Neuberger trials

My problems with Lord Neuberger start with his title, President of the Supreme Court. Next we’ll call our MPs congressmen, our Lords senators and let our defendants take the Fifth.

The Supreme Court was created in 2005, when it usurped the judicial functions of the House of Lords, a system that had worked perfectly well for half a millennium at least. But hey, what’s a few centuries of tradition among friends? Life would be dull without a spot of constitutional vandalism.

Even those of our institutions that have kept their old names have lost their old meaning. This used to be to protect Britain as Britain, not as an ideological contraption beholden to foreign bodies and alien ideas.

These days their function seems to be to whip Britain into a shape outlined in foreign lands, where our idiosyncratic constitution used to be admired but is now despised.

The Supreme Court was one of the bodies created for this purpose, and its head Lord Neuberger has got into the spirit.

His Lordship has suggested that Muslim women should be allowed to cover their faces – which is to say to conceal their identity – when appearing in court.

We must “show, and be seen to show” respect for other people’s customs, explained the judge, who probably has never read ‘the Father of History’ Herodotus but is acting on his prescriptions.

Herodotus too suggested that other people’s customs must command respect. A few pages later in the same book he wrote: “The ancient Persian custom is to bury people alive.”

Obviously the Greek’s book didn’t get the benefit of rigorous editing, for otherwise this logical inconsistency would have been pointed out to him.

“Look, Herodotus,” the editor might have said. “I appreciate the sentiment and all that, but surely you must qualify it. Why not say something like ‘we must respect other people’s customs as long as they don’t threaten our own’?”

One can respect only what’s respectable, and not all foreign customs fall into that category. Among those that don’t automatically merit respect one could name cannibalism, suttee, female genital mutilation, the stoning of adulterers.

Killing Christians is another ancient Muslim custom, and Mediterranean boat people uphold it by throwing Christian refugees overboard. Should this too be given as much respect as the wearing of a full-face veil in a country where people like to know who’s talking to them?

Out of curiosity, how would Lord Neuberger know that the defendant actually is the alleged transgressor and not her grandmother (or grandfather with a particularly high-pitched voice)?

Yes, I know, such crude practical considerations are outweighed by the lofty ideals of share, care, be aware. Not hurting the defendant’s feelings is more important than serving justice, as His Lordship explained:

“Would you feel that you have given of your best if you had been forced to give evidence in unfamiliar surroundings, with lots of strangers watching, in an intimidating court, with lawyers in funny clothes asking questions…?”

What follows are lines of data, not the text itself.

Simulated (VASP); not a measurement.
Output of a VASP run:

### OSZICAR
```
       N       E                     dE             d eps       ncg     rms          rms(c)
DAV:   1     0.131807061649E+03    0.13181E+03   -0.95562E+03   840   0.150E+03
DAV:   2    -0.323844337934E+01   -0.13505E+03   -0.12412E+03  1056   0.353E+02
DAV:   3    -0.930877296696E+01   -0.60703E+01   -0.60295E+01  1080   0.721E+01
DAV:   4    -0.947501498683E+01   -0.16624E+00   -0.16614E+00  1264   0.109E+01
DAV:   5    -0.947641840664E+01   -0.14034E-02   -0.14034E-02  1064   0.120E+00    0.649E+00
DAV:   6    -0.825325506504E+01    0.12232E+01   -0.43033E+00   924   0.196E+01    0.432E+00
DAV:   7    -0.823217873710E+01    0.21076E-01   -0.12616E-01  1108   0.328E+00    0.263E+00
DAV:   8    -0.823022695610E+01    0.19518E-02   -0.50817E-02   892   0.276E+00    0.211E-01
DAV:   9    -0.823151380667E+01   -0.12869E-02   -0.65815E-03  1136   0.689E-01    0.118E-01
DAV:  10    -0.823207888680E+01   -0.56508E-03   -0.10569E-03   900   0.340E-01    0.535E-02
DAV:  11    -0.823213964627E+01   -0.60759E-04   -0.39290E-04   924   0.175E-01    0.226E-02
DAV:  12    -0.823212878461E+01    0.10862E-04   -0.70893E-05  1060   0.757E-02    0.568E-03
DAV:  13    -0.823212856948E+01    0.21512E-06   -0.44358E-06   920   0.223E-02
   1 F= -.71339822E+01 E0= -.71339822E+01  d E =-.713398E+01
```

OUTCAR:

One could suggest that a person who is so traumatised by the sight of non-Muslims shouldn’t live in a non-Muslim country. If she does, she should be prepared to accept the local mores. And in any case, a certain degree of discomfort is to be expected when a person is being tried for a crime.

I can only wish that our top judge could be as sensitive to his own country’s customs as to those of the people who come here from cultures not only different from ours, but aggressively hostile to it.

Peter Hitchens went even further down the same path by claiming he “was moved by the picture of two Muslims praying at a football match…”

If I were a Muslim, I’d feel that praying to Allah for your team to win is the height of blasphemous vulgarity. As an infidel, I only hope that the two chaps indeed prayed for something as innocent as that, and not, say, for a nuclear device to go off in Knightsbridge.

Peter here lets his febrile mind be guided by the same non sequitur logic I mocked the other day. Yes, it’s most lamentable that the West has gone secular. But I’d rather it remained secular than became Muslim.

Much as I hate seeing the West’s traditional religion going to pot, I’d still rather be spared shows of Islamic piety. If that’s the sole alternative, give me atheism any day. At least godless criminals don’t hide their identity behind Halloween garments.

Peter wouldn’t be Peter if he also didn’t apply the same crepuscular logic to his favourite subject: the glorification of fascismo Putinesco.

In the same blog he gloats over two supposedly political murders committed in the Ukraine: “…the belief that Russia is the heart of darkness, and Ukraine is a law-governed, clean Utopia, is ridiculous and silly.”

Quite. That’s why no one I know, including the Ukrainians among my friends, holds this belief. However, decent people realise that, whatever her failings, the Ukraine is a sovereign country and, as such, must be protected by international law.

Even assuming for the sake of argument that the Ukraine is diabolical, it doesn’t logically follow that Russia is angelic. And whatever alleged political crimes are committed in the Ukraine don’t justify Russia’s predatory aggression.

For Hitchens two wrongs can make a right, provided one of the wrongs is committed by the strong leader he self-admittedly wishes we had.

My argument would be the same as above: yes, our own government is craven, self-serving, intellectually feeble, morally deficient and generally risible. But fascism, Russian or homespun, doesn’t offer a viable alternative – any more than Islam offers one to our deplorable atheism.

At a weak moment, however, one does wish that our politicians, judges and, come to think of it, pundits had a bit more sense. Otherwise we may not muster the will to resist alien perversions, religious, political or any other.